New Overnight Developments Abroad: Euro Continues Sharp Decline

January 6, 2009

The dollar advanced another 2.0% against the euro and shows gains of 5.2% since Friday and 10.2% since December 18th.

The dollar also gained 1.1% against the Swissy, 0.9% versus the yen, 0.7% against sterling, and 0.5% against the Australian and New Zealand dollars. The greenback is 0.1% softer against the Canadian dollar.

Investors expect central banks in Britain, South Korea, and Indonesia to cut rates later this week. The ECB doesn’t meet until January 15 but is expected to cut rates then.
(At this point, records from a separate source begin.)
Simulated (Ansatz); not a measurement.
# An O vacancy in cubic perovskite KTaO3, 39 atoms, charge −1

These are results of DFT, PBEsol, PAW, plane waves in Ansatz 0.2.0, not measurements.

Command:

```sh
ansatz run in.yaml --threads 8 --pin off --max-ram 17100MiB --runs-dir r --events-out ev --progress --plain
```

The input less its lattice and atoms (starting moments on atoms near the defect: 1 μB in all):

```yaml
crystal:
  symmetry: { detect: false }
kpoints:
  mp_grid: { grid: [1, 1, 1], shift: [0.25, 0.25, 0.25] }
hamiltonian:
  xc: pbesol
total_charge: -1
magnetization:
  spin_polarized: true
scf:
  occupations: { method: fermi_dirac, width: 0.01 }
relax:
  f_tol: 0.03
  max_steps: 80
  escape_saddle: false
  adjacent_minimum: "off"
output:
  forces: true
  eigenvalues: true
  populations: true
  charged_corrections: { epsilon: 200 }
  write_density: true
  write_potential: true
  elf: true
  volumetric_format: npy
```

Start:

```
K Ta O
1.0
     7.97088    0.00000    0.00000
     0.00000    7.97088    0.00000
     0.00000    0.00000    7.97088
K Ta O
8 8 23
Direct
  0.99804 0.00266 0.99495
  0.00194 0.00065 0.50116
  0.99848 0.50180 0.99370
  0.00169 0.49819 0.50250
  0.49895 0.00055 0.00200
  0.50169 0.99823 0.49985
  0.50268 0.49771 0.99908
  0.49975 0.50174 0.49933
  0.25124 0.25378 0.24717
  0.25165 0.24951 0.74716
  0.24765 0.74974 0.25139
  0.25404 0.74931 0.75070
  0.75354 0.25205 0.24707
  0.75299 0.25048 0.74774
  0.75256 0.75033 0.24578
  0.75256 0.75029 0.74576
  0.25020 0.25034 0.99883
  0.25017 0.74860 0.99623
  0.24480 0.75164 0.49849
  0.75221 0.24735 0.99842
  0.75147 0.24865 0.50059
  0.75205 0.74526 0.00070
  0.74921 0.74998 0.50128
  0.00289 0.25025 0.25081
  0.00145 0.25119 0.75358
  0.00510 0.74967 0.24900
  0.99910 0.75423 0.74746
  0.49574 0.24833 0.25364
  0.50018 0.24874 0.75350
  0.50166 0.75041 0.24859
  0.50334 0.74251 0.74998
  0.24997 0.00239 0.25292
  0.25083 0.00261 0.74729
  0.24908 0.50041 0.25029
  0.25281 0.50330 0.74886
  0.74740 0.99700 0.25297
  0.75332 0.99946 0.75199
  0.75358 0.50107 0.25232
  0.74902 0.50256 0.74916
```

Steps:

Stocks in Asia rose 3.2% in China, 2.7% in Pakistan, 1.8% in South Korea and 0.4% in Japan. They fell by 1.2% in Thailand, 0.6% in Singapore, 0.4% in Hong Kong and 0.3% in the Philippines. The Australian and New Zealand bourses advanced around 1.5%. In Europe, the German Dax, Paris Cac and British Ftse are up by 1.5%, 1.2%, and 1.1%.

Sovereign bond yield are broadly higher, including a 5-basis point rise in the 10-year JGB to 1.26%. Such bottomed at a 5-year low of 1.155% on December 30.

Oil is 1.9% higher and near to $50 on continuing Mid-East combat, but gold settled back 1.9% to $841.10/ounce.

Final Euroland PMI-services and composite indices for December were released. The services reading was revised up a tenth to 42.1, still below November’s 42.5 reading and connoting sharp contraction in the fourth quarter. The composite score of 38.2 compared to a flash reading of 38.3 and November’s 38.9.  Service-sector reading were 46.6 in Germany (down from 45.1 in November), 40.6 in France (46.2), 40.3 in Italy (39.5), and 32.1 in Spain (28.2).

Euroland’s Flash consumer price rate in December was 1.6%, below market expectations and 12-month increases of 2.1% in November and 4.0% in June and July. 1.6% constitutes the lowest reading since October 2006, is below target, and points to a likely ECB rate cut of at least 50 basis points later this month.

Britain’s service-sector PMI edged up a tenth in December to 40.2. The Nationwide index of U.K. house price inflation plunged another 2.5% last month and showed a record 12-month drop of 15.9% after falling 13.9% in the year to November. The Nationwide gauge of consumer sentiment slid to 47 in December from 52 in November and 55 in October.

Australia’s PMI-services fell to 42.1 in December from 42.5 in November and 53.1 at the end of 2007. Russia’s PMI-services sank to a record low of 36.4 from 37.2 in November. Norway’s PMI of 40.7 remained steady but well below the 50 expansion-or-contraction line.

Japan’s monetary base accelerated to on-year growth of 1.7% in 4Q08 from no change in the year to 3Q08 and -1.1% in the year to 2Q08.

Australian motor vehicle sales fell just 11.3% in the year to December, comparatively better than earlier news of drops of 36% in U.S. auto sales and 21% in Canadian auto sales. Toyota will shut its plants for 11 days this month, 6 days in February, and 5 days in March in hopes of running down inventories.

A Chinese government report warned of social unrest as unemployment climbs.

South Korea and Chile announced fiscal stimulus packages. Russia cut natural gas supplies to Europe.

Brazilian industrial production plunged 6.2% in the year to November.

Consumer prices in the Philippines slowed to 8.0% y/y in December from 9.9% in November. The drop was projected to be only half that much. Zambia’s CPI inflation, on the other hand, rose to 16.6% in December from 15.3% in November and 8.9% a year earlier. Producer prices in Hungary rose 7.1% in the year to November, down from 7.8% in October.

Euribor rates continued to ease. The 3-month rate is now below 2.80%.

French consumer confidence slid to -44 in December from -43 in November. The reading was as expected.